Facebook Ads Target You Where It Hurts
Wednesday, September 3, 2008
My Facebook page called me fat.
Maybe it's my age, my sex or the fact that it knew I was engaged, but the site decided I was a gal who needed to drop a few pounds. And it wasn't shy about its tactics.
This was not a close friend taking me aside, telling me in gentle tones that she'd noticed I'd put on some weight and was there anything going on in my personal life that I needed to talk about?
Oh, no. Every time I logged in to my home page, Facebook's ads screamed at me with all the subtlety of a drill sergeant: "MUFFIN TOP." This particular ad had a picture of someone with said affliction. For those blissfully unacquainted with the slur, it's when a woman wears too-tight jeans and a roll of flab hangs over her waistband.
I posted a status update that said, "Rachel doesn't appreciate her Facebook page telling her that she has a muffin top."
Facebook targets its advertising to users based on the information in their profiles. This is not a new concept, of course. Kids usually see toy ads while they watch Nickelodeon, and women get ads for birth control pills as they watch Lifetime.
But Facebook's data miners know much more about us because we tell them a whole lot more. Facebook knows my birthday, my relationship status and which book I'm reading, among other personal tidbits. The site started turning this information into dollar signs last November with the launch of Facebook Ads, which targets users' presumed areas of interest (or psychological soft spots).
Basically, the subliminal goal of product advertising is to make you feel inadequate and ashamed, because you're not perfect. Your teeth are yellow. Your armpits stink. You're fat. And hairy.

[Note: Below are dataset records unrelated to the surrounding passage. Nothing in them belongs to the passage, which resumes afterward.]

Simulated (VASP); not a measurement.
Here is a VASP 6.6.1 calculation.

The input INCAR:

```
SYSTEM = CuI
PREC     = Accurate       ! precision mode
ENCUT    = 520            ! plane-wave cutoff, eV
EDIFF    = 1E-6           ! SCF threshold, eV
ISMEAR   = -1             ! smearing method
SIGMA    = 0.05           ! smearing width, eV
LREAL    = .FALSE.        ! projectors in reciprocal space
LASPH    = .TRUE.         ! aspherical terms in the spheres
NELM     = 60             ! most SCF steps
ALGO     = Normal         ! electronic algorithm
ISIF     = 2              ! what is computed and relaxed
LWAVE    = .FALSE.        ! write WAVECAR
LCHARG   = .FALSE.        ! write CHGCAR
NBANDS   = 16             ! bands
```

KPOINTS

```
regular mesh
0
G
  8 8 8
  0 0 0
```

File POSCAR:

The targeting technology itself will be familiar to users of Google's Gmail, which generates ads based on what its users type in the body of an e-mail. TiVo and Netflix both suggest programming based on what you've been watching. (Remember the "My TiVo Thinks I'm Gay" episode of "The King of Queens"?)
Facebook spokesman Matt Hicks summed up the appeal to advertisers thus:
"If you're a wedding photographer, do you want to waste your money advertising to a general audience? Or do you want to reach those that are engaged?"
After my quaint status update about the muffin top ad, Facebook got even more vicious, like a schoolyard bully provoked by my initial reaction. With the knowledge that I was engaged to be married, the site splashed an ad across the left side of the screen playing into a presumed vulnerability. Do you want to be a fat bride? You'd better go to such-and-such Web site to learn how to lose weight before the big day.